Normally, the finite element mesh conforms to the CAD geometry which belongs to static correspondence. Differently in this article, the mesh covers the CAD geometry in bigger spatial scale. Mapping mechanism has been developed to associate the geometry feature model and the material feature model. In this way, re-meshing is avoided when optimization activities dynamically change the geometry.

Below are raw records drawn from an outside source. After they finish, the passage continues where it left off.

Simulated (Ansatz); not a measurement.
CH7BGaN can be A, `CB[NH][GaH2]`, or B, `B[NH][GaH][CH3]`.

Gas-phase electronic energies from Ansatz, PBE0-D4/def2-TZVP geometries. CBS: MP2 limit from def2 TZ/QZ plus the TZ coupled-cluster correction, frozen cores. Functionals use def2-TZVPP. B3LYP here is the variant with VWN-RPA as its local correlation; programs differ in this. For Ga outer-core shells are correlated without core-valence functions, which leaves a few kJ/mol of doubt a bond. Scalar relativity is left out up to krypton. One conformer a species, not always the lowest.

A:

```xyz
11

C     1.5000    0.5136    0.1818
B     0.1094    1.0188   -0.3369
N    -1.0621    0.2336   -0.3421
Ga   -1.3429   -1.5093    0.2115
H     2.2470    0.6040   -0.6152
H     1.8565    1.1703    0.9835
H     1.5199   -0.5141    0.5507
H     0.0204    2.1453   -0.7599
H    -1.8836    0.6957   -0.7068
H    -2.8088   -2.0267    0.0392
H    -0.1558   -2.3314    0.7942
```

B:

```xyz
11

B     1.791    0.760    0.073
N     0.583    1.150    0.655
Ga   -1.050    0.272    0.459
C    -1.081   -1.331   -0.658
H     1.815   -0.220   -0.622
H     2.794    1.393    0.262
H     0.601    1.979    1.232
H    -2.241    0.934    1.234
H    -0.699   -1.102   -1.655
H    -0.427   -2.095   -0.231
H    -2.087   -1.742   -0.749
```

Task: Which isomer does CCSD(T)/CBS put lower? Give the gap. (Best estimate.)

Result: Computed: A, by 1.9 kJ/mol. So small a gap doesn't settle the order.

Because of the inconformity, it is important to accurately map the local material information into the solid geometry domain, which could be done by applying the Heaviside function. As shown in equation (6), the grid nodes inside the geometry employ the level set values bigger than zero, and therefore, the Heaviside function is equal to 1. However, the grid nodes outside the geometry employ the level set values smaller than zero, and therefore, the Heaviside function is equal to 0

{\begin{matrix} H (Φ) = 1, Φ \geq 0 \\ H (Φ) = 0, Φ < 0 \end{matrix}

(6)

Through standard interpolation, the boundary elements can be represented by

H (Φ) = H (\sum Φ_{i} N_{i} (X))

(7)

with which the level set function can clearly predict the elements inside the geometry and approximate the elements crossed by the boundary. However, the explicit Heaviside function lacks continuity and accuracy in reflecting the boundary element properties. Therefore, the approximated Heaviside functions^29,38 are normally applied.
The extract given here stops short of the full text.